Monday, October 8, 2007

Want to be your own attorney?

Then read Clients taking on own cases in court. Thanks to the Indiana Law Blog for the link to this article. The ILB post can be found here (I am not sure how long the Gary Post Tribune keeps its articles online). ILB has some excerpts and here are some paragraphs I found interesting (Yes, there is some overlap):

In half of the family law cases both litigants represent themselves. By 2010 it's estimated that the vast majority of legal proceedings will be self represented,

"We're seeing more," Porter Superior Court Judge David Chidester said.

Reasons range from the cost of hiring an attorney to anti-lawyer sentiment to easy access to information on the Internet, Chidester said.

"There are people in gray areas who have an income but their money is earmarked for bills," Chidester said. "They can't afford a private attorney but they don't qualify for a public defender."


As a group, those who represent themselves "aren't doing well," Chidester said. "They're not prepared and they're judged by the same standards as a lawyer. Judge Judy and Judge Joe Brown are not the best ways to learn what happens in a courtroom."

Chidester estimates that 70 percent of pro se litigants lose their cases. "Judges are going to have to learn to deal with it."


"There are great resources on Web sites, but people don't automatically use them," he said.


Magistrate Michael Pagano, president of the Lake County Bar Association, said Lake County also is seeing an upswing in self-representation.

"From everything I've read, heard and seen, it's a national trend," Pagano said. "It's increased significantly over the last 10 years."

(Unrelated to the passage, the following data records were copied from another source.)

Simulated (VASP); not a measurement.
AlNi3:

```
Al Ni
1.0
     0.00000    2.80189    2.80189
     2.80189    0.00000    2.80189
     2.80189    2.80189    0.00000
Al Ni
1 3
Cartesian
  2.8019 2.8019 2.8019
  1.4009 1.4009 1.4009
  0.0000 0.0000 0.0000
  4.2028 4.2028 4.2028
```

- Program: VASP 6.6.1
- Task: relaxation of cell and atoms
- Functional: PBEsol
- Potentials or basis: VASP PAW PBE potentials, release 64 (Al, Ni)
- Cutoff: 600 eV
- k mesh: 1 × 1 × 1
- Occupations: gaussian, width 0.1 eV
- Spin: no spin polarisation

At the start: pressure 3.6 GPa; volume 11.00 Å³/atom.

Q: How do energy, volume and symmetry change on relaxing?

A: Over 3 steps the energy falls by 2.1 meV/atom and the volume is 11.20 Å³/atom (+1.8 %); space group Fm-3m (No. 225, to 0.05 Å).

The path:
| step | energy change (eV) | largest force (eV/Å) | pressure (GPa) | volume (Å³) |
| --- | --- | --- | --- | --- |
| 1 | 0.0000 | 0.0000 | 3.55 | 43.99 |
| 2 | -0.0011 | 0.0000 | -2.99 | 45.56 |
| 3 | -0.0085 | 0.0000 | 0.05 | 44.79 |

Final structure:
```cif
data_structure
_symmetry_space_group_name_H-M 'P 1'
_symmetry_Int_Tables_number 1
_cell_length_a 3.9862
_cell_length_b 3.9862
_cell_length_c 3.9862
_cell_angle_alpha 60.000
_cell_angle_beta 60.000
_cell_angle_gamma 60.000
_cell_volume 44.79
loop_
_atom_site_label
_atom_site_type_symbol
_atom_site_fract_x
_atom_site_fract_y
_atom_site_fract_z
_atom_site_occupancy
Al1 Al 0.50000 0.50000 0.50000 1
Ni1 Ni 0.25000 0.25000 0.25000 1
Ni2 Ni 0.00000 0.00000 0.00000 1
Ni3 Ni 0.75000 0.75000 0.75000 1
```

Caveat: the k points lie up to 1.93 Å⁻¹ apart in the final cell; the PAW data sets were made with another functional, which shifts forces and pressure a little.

Pagano says he's seen self-representation get many litigants in trouble, especially from obtaining information off the Internet that does not apply in their state or their situation.


In the meantime, Pagano said, "A person without an attorney is probably going to lose on procedural or technical problems."

You can find more articles on this blog about representing yourself and why it may not be a good idea but this one has pretty much hit all the high points. The higher the stakes, the more you need a lawyer.